Louise Fletcher: The Woman Who Brought A Villain To Life
Louise Fletcher with James Garner in Maverick. Source: (Wikipedia).
Louise Fletcher, who was born on July 22, 1934, in Birmingham, Alabama. Her parents were both deaf. Her father, the Reverend Robert Capers Fletcher, founded more than 40 churches for the deaf in Alabama. She and her siblings spent a year and subsequent summers with her aunt to ensure that they learned how to speak. While with her aunt, Fletcher was introduced to acting. However, she also spent weekends at the cinema with her mother, who loved movies; since her mother was deaf, she would translate for her using sign language. She also would sing and dance for her aunt’s bridge club, but she had decided by the time she was 11 that she wanted to be an actress.
She Got Her Start In Television
Fletcher studied theater at the University of North Carolina, and after she graduated in 1957, she headed out to Los Angeles. Her acting career began soon after, with guest appearances on shows such as Maverick, The Untouchables, Wagon Train, and Perry Mason. Her first film appearance came in 1963 with an uncredited appearance in A Gathering of Eagles. In 1960, she married Jerry Bick, a literary agent and producer. They had two sons, and Fletcher took an 11-year hiatus from acting to raise her sons.
She Took A Role No One Else Wanted
Her return to acting came when her husband convinced her to take a role in a film he was producing with Robert Altman, Thieves Like Us (1974). She played the role of a mother who shelters bank robbers but then starts to work with the police. While she was working on the film, her parents visited the set, and when Altman saw her signing with her parents, he had the idea for Nashville. When Fletcher started meeting with the screenwriter, Joan Tewkesbury, but the part she assumed she was going to get was given to Lily Tomlin. However, this led to a more significant role, as her work in this film captured the attention of Miloš Forman. Forman was trying to cast the character of Nurse Ratched in One Flew Over the Cuckoo’s Nest. In Kesey’s book, Nurse Ratched is portrayed as a killjoy, and is even described as having wires coming out of her head. Because of the nature of the ‘70s, actresses were uncomfortable playing the role of a villain. He allegedly offered the role to a number of actresses including Anne Bancroft, Jane Fonda, and Angela Lansbury, but they declined. Eventually, Forman cast Fletcher in the role, despite the fact that she didn’t seem suited to the role. However, her “prim angelic” nature helped to make her the perfect nemesis for Jack Nicholson’s character, McMurphy. Fletcher was perfect for the part, creating a character who is particularly dangerous because she believes that she is helping people. To play the role, she developed a backstory for the character: Ratched had no life outside of the asylum and was turned on by McMurphy.

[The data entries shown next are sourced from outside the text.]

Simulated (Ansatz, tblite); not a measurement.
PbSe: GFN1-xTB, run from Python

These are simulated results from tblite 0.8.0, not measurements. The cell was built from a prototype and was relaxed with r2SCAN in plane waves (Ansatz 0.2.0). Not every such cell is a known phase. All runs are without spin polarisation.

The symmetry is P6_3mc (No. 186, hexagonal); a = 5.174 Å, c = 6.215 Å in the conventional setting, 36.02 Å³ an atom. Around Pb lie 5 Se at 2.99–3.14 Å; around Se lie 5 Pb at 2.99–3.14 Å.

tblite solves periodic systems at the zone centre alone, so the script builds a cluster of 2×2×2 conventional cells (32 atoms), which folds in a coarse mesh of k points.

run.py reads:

She Gave An Oscar-worthy Speech
For her role in the film, Fletcher received a BAFTA, a Golden Globe, and the Oscar for Best Actress. When she won the Oscar, she gave one of the most memorable Oscar speeches; she began with a recognition of the impact of her role, saying, “it looks like you all hated me so much that you've given me this award for it,” and finishing by thanking her parents in sign language. Three years after the film, in 1977, she divorced Bick.
Life After Cuckoo's Nest
Although she did receive significant acclaim, her role as Nurse Ratched led to her being typecast frequently in her later roles. She went on to play a psychiatrist in Exorcist II: The Heretic (1977) and the title role in The Lady in Red (1979). In the ‘80s, she was in several horror films, including Strange Behavior (1981), Firestarter (1984), and Invaders From Mars (1986). She also appeared in Flowers in the Attic (1987), Blue Steel (1989), and Robert Altman’s The Player (1992). She also appeared on television, guest starring in shows like Picket Fences and Shameless. Additionally, she had a recurring role on Star Trek: Deep Space Nine. For her guest role on Picket Fences, she was nominated for an Emmy.